I know it is late, but I really must write you a few lines. You are not here and I miss you, though I feel as if we were not so very far from each other.
I have just decided to pay no further heed to my indisposition, or rather to all that is left of it. Enough time has been lost and I must not neglect my work. Therefore, whether I am well or not, I shall again draw regularly from morn till night. I do not want anybody to be able again to say of my work: “Ah, those are all old drawings!”
…In my opinion my hands have grown too delicate; but what can I do? I shall go out again, even if it cost me a good deal; for my chief concern is that I should not neglect my work any longer. Art is jealous; she will not allow illness to take precedence of her. And I give in to her.
…Men like myself really have no right to be ill. But you must understand what my attitude is to Art. In order to attain to real Art one must work both hard and long. The thing I have set my mind upon as the goal of all my efforts is devilish difficult, and yet I do not think that I am aiming too high. I will make drawings that will amaze some people.
In short I will bring it to such a pitch, that they will say of my work: “The man feels deeply and he is subtle withal”; in spite of my so-called coarseness, do you understand? maybe precisely on that account. At present it sounds presumptuous to speak in this way; but it is for this very reason that I wish to put vigour into my work.
For what am I in the eyes of most people? A nonentity, or an oddity, or a disagreeable man, some one who neither has nor ever will have any place in society—in short something less than the least.
Well, granting that this is so, I should like to show by my work what the heart of such a nonentity, of such an insignificant man, conceals.
This is my ambition which for all that is the outcome more of love than of resentment, more of a feeling of peaceful serenity than of passion. And even though I often have to contend with all kinds of difficulties, yet I feel within me a calm, pure harmony and music.
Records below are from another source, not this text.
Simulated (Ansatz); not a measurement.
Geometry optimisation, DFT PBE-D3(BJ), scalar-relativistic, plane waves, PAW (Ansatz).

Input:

Art requires resolute and unremitting industry, as well as incessant observation. By resolute industry I mean, in the first place, constant industry, as also the power of maintaining one’s own point of view against the assertions of others.
Latterly I have had precious little intercourse with other painters and have not felt any the worse for it. One should not pay so much heed to the teaching of painters as to the teaching of Nature. I can understand better now than I did six months ago that Mauve should have been able to say: “Do not speak to me about Dupré; speak to me rather about the edge of your ditch, or things of that sort.” It certainly sounds strange, but it is absolutely right. A feeling for things in themselves, for reality, is much more important than a sense of the pictorial. It is more fruitful and animating.
In regard to the difference between ancient and modern Art, I should like to say that I think modern painters are perhaps greater thinkers.
Rembrandt and Ruysdael seem to us great and sublime, just as they did to their contemporaries; but there is something more personal and more intimate in the modern painter, which makes a stronger appeal to us.
I made another study of the little child’s cradle to-day, and have put in colour here and there. I trust I may yet be able to draw the little cradle a hundred times over resolutely.
From a letter Vincent van Gogh wrote to his brother. Translated by Anthony Ludovici and collected in The Letters of a Post-Impressionist, Being the Familiar Correspondence of Vincent Van Gogh.